What’s my role in this company, and how might it grow as the company grows? If the company succeeds, candidates should get a sense of whether there will be potential to take on new responsibilities and advance their careers. Part of this comes from asking yourself whether the people in senior management are folks you can really learn from, that you see as mentors. Are they interested in helping you add new skills to advance from director-level to VP or higher? If you have ability to make a bigger impact, does this leader see the ability and understand how to unleash it?
As Le says, people should ask themselves whether they feel like they’re considering a narrow position that might grow dull over time, or whether it’s the start of something longer and more interesting. He encourages people to ask themselves, “Is this something I can see myself doing down the road and being happy with?”
Stock options are nice to have, but keep them in perspective. One of the great things about working in a startup is the opportunity to have some meaningful ownership in the company, some skin in the game. Stock options, which usually vest over a certain period of years, are often held out as a major carrot for prospective startup employees. If you and your teammates perform well, the thinking goes, you will share in the rewards. Many times, these options are described in glowing terms by companies as the yellow brick road to riches.
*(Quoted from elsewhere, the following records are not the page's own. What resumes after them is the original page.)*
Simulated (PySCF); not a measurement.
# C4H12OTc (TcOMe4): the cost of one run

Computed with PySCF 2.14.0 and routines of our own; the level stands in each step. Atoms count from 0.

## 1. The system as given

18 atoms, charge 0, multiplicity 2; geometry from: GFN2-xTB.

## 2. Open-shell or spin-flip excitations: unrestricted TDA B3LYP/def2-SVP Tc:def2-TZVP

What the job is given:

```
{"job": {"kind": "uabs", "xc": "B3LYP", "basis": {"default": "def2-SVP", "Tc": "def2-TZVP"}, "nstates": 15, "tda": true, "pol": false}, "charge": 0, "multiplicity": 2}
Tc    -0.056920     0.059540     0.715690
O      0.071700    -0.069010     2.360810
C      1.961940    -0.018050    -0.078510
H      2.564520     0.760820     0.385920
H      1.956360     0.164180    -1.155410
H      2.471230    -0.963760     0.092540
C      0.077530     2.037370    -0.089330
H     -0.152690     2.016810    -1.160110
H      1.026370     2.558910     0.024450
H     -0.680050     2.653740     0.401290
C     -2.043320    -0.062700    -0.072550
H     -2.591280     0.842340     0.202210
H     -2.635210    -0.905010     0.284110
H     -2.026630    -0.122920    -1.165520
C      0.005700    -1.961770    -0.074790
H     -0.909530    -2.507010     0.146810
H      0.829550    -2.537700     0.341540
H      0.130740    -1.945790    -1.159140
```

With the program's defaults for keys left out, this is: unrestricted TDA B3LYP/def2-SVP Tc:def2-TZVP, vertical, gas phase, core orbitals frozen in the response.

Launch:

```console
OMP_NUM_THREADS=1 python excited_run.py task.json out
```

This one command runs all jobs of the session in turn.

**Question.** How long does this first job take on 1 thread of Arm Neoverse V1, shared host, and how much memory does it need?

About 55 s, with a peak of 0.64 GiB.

But of course, many startups fail, making the stock options worthless. What fewer people realize is that startups can be successful, and still not provide stock rewards to the people who slaved away all those nights and weekends to make it a success.
As we all learn in kindergarten, life isn’t fair. This is where employees should take off the rose-colored glasses about startup life. Remember there’s a difference between preferred shares (the ones held by venture capitalists) and common shares (the ones held by founders and employees). Preferred shares have preferred status. There’s a whole confidential world of liquidation preferences, and things like participating payout clauses, that are quite relevant to the financial futures of startup employees, and yet hardly anybody knows anything about.
These preferences are often used to reward venture capitalists first and foremost, and sometimes leave little more than table scraps for the founders and employees. For example, it might sound shocking, but More says it’s conceivable for a biotech startup to have agreements in place to assure that the entire first $100 million of proceeds from an acquisition—a successful outcome by most measures—would go to the venture capitalists. If those are the terms by which a company raised money, then common shareholders would only be able to get their proportional rewards based on what’s left after the first $100 million is paid out. Even then, sometimes the VCs have preferred shares that allow them to collect again on the remainder of proceeds beyond the first $100 million, through what are known as “participated preferred” shares.
Vast numbers of people in the industry are clueless about these investor-friendly terms. More says he’s encountered CEOs who should, but don’t, understand these critical financing clauses. VCs, because it’s their job, know the rules by heart. Check this primer that appeared in VentureBeat in 2010 for more details on liquidation preferences, and this glossary from the law firm Fenwick & West to better understand the financial terminology.
To be clear, these aren’t rare situations in biotech. During parts of 2011 and 2012, as many as one-third of all biotech venture financings included such “multiple preferences” of some kind beyond 1x, sometimes as high as 3x, before any consideration would go to common stockholders, according to the Fenwick report. Some of this is legacy from the dark days of recession, when VCs held the clear upper hand in negotiations with entrepreneurs.
Essentially, if the company has such an agreement with its VCs, the slim odds of employee stock options being worth something just got slimmer. It’s fair for a prospective startup employee to ask whether the VCs will get a multiple return on investment before the common stockholders.
One last point on stock options. This information, to be understood, must be put in context. Getting 10,000 stock options might mean little in a company with 100,000 million shares outstanding, but it would obviously mean a lot to a company with only 200,000 shares. Companies will generally not share the capitalization table, which describes the company’s ownership structure in detail, with candidates below the top executive levels. But it’s fair game for a job candidate to ask how many shares outstanding there are, and what percentage ownership the employee holds on a fully diluted basis. “You are a shareholder and deserve to be treated as such,” More says.
Gilman, who left an academic job at Cold Spring Harbor Laboratory to start his biotech career, said candidates would be wise to pay little attention to the equity they’re being offered, and the year-end cash bonuses that might be dangled as an incentive to hit certain goals. Most startups are chronically strapped for cash, and not likely to pay out bonuses, either. “My advice is to take that option grant and stick it in the deepest drawer you have, and don’t ever think about it,” Gilman says. “Nine times out of 10 it will turn into nothing.”